The intellectual world of any nation determines its progress in every aspect, including social challenges. Intellectual knowledge cuts across self-awareness, communal awareness, reverence for others, respect and dignity for a people with different perspective to living. This is the major issue confronting the Nigerian nation. However, social science attributes the problem to different causes, such as structure of the government, economy, sociology of interrelation, insecurity amongst the heterogeneous population, and others. So what are the causes and solutions of the social challenges of Nigeria?

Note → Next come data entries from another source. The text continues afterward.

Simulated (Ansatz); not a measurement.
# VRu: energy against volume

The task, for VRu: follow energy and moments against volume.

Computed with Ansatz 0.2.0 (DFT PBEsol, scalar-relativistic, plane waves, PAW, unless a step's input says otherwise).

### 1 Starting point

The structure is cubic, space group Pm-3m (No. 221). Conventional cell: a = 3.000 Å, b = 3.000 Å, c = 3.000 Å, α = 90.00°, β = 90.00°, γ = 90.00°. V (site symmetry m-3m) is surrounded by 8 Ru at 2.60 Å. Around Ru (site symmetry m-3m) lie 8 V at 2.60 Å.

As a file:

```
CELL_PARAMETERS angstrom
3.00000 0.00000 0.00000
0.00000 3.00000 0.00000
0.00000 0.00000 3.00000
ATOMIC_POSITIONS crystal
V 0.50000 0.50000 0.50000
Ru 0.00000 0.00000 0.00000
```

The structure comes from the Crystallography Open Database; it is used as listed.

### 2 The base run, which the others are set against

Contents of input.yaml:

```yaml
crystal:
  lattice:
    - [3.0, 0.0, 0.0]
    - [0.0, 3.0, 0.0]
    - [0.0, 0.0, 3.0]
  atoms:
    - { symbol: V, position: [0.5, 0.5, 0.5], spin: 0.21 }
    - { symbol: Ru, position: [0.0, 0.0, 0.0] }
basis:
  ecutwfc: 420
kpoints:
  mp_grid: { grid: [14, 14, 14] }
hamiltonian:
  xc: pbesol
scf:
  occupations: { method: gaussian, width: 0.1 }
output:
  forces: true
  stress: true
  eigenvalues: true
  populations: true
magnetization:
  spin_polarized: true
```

Education and Social Challenges of Nigeria
Education is vital and must be applied to the social challenges of Nigeria. Now, discussing education, or the lack of it, as a catalyst for Nigeria’s downward trend is delicate. How is education a solution when the process of getting it is a problem? How do we solve the impasse? How do we become refined people when the nation’s economy stiffens the access to a tertiary institution?
Social Challenges of Nigeria and the Private Sector
The solution I can propose is if the public sector cannot fund the academic, there should be a kind of private-sector setting that administers scholarships to students.
This scholarship should be a pre-scholarship response team. The recipients of the private-sector-led incentive would be engaged in a six-month fellowship-style lecture that prepares them for western school scholarships. These recipients will come back to the country to be sponsored by the same association to become state administrators, commissioners, and other high paying professionals.
Of course, these recipients will choose different courses. Most importantly, there must be psychologists and intellectuals who have mastered the scopes of teaching the typical child. These people, who are psychologists, will personally oversee the employment of teachers, to also ensure these teachers are not mere legalized terrorists, but psychologists who know the child, the student, and help to improve the student efficiently.
Support from African Community
In addition, if this method is encouraged, Nigeria can get support from other African countries, and African-led organizations abroad. This may lead to a commision of sorts that will allow the flow of resources and knowledge between nations. A solution that will assist in the social challenges of Nigeria, but may also assist in incidents of brain drain in nations across the continent. But for every solution we propose, we must also consider the confrontations.
Preparing for the Potential of Corruption
These private-led settings are delicate, and if one part is corrupted, the whole idea burns off. Then how do we deter corruption from the setting? Precisely, corruption cannot be deterred, it can only be controlled. To realize this is to know peace in part.
A panel of twenty members must be set up. Five members must be Europeans who are volunteers, who have no ties whatsoever with the people in charge, who have never been guilty of any state crime in their country or the diaspora. Five people must be from Africa-led organizations in diaspora (it could be tech companies, rubber industries, etc). Five people must be chosen from Arts Foundation across the African continent. Five people should be from Nigeria, from top respectable institutions.
Of course the meetings of this twenty-person panel will be held online, and they may meet twice in a year.
Nigeria like many countries across Africa face social challenges. Often, the solution can revolve around the concept of brain drain, where educated people leave their home countries for better opportunities abroad. One solution may include putting together a commitee that includes local professionals and social scientists.
This committee can play a central role in bringing educated Nigerians home to serve in their local communities. The committee would also be central in scrutinizing the intentions of private companies who choose to be top donors to the cause. This is one out of many ways we can repair the social challenges of Nigeria.